By Delphine Schrank
Washington Post Staff Writer
Sunday, August 12, 2007
In an effort to end a long-standing dispute over home-based day-care businesses in Lansdowne on the Potomac, the homeowners association board has decided to hold a community-wide referendum on the issue.
In a letter sent Friday, the board said Lansdowne residents will have until Aug. 29 to vote on an amendment to the community's governing covenants that would allow such a business only if it takes in no more than five children, not counting the provider's children. The letter gave residents the option of mailing or dropping off their ballots, voting via e-mail or voting at a special meeting Aug. 29.
"This issue has the potential for such a significant impact on the community that we felt a vote by all members was appropriate, prior to the Board beginning the enforcement process," the letter said.
Lansdowne has been at odds over the issue since May, when the board announced that the covenants had long prohibited home-based businesses and that it would start enforcing the rule. Some residents applauded the move, citing the traffic generated by Lansdowne home day-care providers. Others, including several of the providers, said the complaints were unwarranted, and they questioned the legality of the board's crackdown.

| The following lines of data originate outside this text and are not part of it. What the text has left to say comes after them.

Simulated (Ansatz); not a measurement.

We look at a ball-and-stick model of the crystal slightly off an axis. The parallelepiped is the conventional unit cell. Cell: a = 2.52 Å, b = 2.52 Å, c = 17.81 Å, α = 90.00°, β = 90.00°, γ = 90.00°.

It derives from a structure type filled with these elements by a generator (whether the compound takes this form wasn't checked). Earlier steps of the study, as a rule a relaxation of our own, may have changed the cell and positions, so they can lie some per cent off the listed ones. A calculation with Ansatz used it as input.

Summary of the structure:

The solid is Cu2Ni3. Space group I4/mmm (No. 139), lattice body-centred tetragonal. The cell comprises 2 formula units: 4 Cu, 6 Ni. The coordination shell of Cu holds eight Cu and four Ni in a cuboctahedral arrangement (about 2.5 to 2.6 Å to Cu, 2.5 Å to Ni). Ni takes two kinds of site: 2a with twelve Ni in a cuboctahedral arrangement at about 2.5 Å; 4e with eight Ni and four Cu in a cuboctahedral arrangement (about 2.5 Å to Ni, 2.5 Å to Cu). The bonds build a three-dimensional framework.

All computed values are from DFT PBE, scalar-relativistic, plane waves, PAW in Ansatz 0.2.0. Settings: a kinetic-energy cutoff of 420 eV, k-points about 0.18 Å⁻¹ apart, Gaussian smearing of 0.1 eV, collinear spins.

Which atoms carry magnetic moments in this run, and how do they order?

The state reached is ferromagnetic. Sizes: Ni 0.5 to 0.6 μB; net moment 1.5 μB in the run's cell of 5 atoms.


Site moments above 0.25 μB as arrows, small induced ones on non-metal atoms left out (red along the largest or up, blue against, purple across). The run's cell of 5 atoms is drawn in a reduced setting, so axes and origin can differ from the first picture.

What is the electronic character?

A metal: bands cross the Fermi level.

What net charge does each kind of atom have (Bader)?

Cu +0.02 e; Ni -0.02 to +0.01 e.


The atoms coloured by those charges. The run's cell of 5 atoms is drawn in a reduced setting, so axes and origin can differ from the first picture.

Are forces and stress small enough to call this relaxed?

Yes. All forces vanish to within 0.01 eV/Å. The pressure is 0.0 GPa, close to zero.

Board members drafted a proposal in June aimed at specifying what constituted a prohibited home-based business, but the board never voted on the measure.
In e-mails sent to a reporter last week, board members said the referendum was conceived as a compromise. Jeff Brown, formerly the board's treasurer, became its interim president Tuesday after Eric Florence announced his resignation to residents Aug. 3. Florence's announcement said only that he wished to spend more time with his family. His term would have expired in mid-November.
"We felt there was enough interest in the community in this issue that we should have the residents determine once and for all whether or not daycares would operate in Lansdowne," Brown said in an e-mail Friday. "If we leave the existing covenants in place, daycares are clearly prohibited. As such, the only way for daycares to operate in Lansdowne is for a majority of members of the association to vote in favor of the proposed amendment."
In Friday's letter to residents, board members said the governing covenants "are clear and unambiguous and do not allow the operation of any home businesses, including child daycare facilities." Allowing home-based day-care operations or any other businesses that generate a "significant number of visits will change the residential nature of the community and would not be in the long-term best interests of the association," the letter said.
But according to Rory Clark, a Leesburg-based lawyer hired in June by some of Lansdowne's day-care providers, the covenants are ambiguous and flawed.
"This is being proposed as a perceived compromise, when in reality it's a backdoor way to eliminate day cares," Clark said.
The amendment would allow home-based day-care businesses provided they do not, among other restrictions, exceed five children from outside the home, unreasonably disrupt traffic patterns or affect noise levels. The day-care operations would need to get prior approval from the HOA and to register their business with county officials. The amendment also calls for a complaint-driven policy of enforcement.
Clark said that restricting licensed day-care providers to five children-- four fewer than the county-prescribed maximum -- would destroy his clients' businesses.
Several day-care providers hired Clark following a June 6 meeting in which board members discussed the details of the earlier proposal. At a subsequent town hall meeting, residents on either side of the dispute opposed that proposal as either too restrictive or too liberal, according to those who attended the meeting.
Clark said he will meet tomorrow with his clients to discuss their next steps. He said that if they should go to court, he is confident of a favorable outcome. He cited a Virginia Supreme Court decision June 8 in which the court ruled that the term "residential" -- as used in another subdivision's covenants -- was inherently ambiguous. In the absence of clearer covenants, state law permits free use of property, the court said.
But board members said they hope the referendum will bring the issue to a close.
"We expect to put this issue to rest once and for all, which is what we are hearing most residents want," Brown said. "There are many day-care providers that are not threatening litigation against the community, and we hope this amendment will provide them some guidance as to how to proceed."